The curious thing is that He Himself anticipated this kind of
love as His eternal heritage with men. He expected that men would love
Him more than father or mother, wife or child, and even made such a
love a condition of what He called discipleship. The greatest marvel
of all human history is that this prognostication has been strictly
verified in the event. He is the Supreme Lover, for whose love,
unrealizable as it is by touch, or glance, or spoken word, or momentary
presence, men and women are still willing to sacrifice themselves, and
surrender all things. The pregnant words of Napoleon, uttered in his
last lonely reveries in St. Helena, still express the strangest thing
in universal history: "Caesar, Charlemagne, I, have founded empires.

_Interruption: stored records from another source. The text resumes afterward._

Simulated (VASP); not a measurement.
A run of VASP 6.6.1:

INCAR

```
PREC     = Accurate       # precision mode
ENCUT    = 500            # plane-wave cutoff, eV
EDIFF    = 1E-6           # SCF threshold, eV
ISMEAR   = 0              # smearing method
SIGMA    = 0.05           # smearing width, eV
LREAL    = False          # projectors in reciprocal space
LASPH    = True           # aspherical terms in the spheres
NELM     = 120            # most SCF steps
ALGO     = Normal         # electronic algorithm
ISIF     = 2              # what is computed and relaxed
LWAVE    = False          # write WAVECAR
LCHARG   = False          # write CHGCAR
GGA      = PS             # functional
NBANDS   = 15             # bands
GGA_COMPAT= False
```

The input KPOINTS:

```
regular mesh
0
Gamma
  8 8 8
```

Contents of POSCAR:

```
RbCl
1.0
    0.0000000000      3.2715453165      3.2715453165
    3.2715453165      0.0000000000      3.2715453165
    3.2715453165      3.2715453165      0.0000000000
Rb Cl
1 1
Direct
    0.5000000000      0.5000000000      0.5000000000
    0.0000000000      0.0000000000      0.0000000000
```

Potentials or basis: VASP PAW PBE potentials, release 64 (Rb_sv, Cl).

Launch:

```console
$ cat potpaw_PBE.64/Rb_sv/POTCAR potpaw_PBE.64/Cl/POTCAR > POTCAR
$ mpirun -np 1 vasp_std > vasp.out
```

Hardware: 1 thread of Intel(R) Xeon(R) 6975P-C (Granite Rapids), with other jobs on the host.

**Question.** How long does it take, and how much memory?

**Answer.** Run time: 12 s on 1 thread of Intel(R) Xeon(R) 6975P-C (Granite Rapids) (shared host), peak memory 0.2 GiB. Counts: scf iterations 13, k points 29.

They were founded on force, and have perished. Jesus Christ has
founded an empire on love, and to this day there are millions ready to
die for Him."
Napoleon felt the wonder of it all, the baffling, inexplicable marvel.
Were we able to detach ourselves enough from use and custom, to survey
the movement of human thought from some lonely height above the floods
of Time, as Napoleon in the high sea-silences of St. Helena, we also
might feel the wonder of this most wonderful thing the world has ever
known.
That the majority of men, and even Christian men, do not perceive that
the whole meaning of the life of Christ is Love is a thing too obvious
to demand evidence or invite contradiction.